Cashiering the Critics
The source: “Thinking on Film” by John Podhoretz, in ___The Weekly Standard___, May 18, 2009.
The nation’s cadre of movie reviewers has been shrinking so rapidly that by the end of the year only 10 to 15 American newspapers may still have their own film critics, writes John Podhoretz, editor of Commentary and movie critic for The Weekly Standard. The newspaper film critic may be well along the path of the ichthyosaurs, soon to be extinct.
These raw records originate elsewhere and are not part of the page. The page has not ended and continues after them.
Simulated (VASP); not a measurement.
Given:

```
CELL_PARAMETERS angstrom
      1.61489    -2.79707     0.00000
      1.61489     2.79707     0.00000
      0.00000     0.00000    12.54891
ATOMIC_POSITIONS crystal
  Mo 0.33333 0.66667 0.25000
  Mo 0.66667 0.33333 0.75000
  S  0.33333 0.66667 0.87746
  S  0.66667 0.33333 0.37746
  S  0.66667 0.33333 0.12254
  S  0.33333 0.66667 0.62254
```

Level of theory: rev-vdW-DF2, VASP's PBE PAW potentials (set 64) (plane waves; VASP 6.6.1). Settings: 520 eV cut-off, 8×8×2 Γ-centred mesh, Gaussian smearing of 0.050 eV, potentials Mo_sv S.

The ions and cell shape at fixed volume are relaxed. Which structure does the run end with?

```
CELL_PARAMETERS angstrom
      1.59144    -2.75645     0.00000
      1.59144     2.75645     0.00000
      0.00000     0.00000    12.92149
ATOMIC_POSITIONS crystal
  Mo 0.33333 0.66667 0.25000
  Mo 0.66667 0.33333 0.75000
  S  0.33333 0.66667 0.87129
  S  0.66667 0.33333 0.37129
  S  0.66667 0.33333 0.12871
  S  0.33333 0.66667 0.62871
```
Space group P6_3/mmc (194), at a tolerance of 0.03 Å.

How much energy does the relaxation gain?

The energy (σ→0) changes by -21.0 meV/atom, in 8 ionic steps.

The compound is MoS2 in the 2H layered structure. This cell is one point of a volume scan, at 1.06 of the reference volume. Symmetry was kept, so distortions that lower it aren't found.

It’s a development much lamented . . . by movie critics, Podhoretz says. Readers, for the most part, don’t care. Typical readers don’t know the difference between a staff critic and one who works for a wire service or moonlights as a reviewer after a day of, say, telemarketing. What the stereotypical Joe Reader wants, Podhoretz says, is not cinematically erudite film criticism but sports scores, stat boxes, TV schedules, and, especially, weather maps.
Although movie criticism has been around for a century, most of it has not been memorable, Podhoretz says. “One can count the standout critics throughout that time on maybe two hands.”
Podhoretz isn’t concerned over the supposed harm done to the “national cultural conversation” by the decline of salaried critics. That’s because there are hundreds, maybe thousands, of nonprofessional critics reviewing feverishly on the Web. Amateurism may be the best thing that has happened to the field, he says. It will bring out some “very interesting work” by moviegoers who are seeking to “express themselves in relation to the work they’re seeing” instead of cranking out 300 words per movie in return for a regular blip in their electronic deposit account at the bank.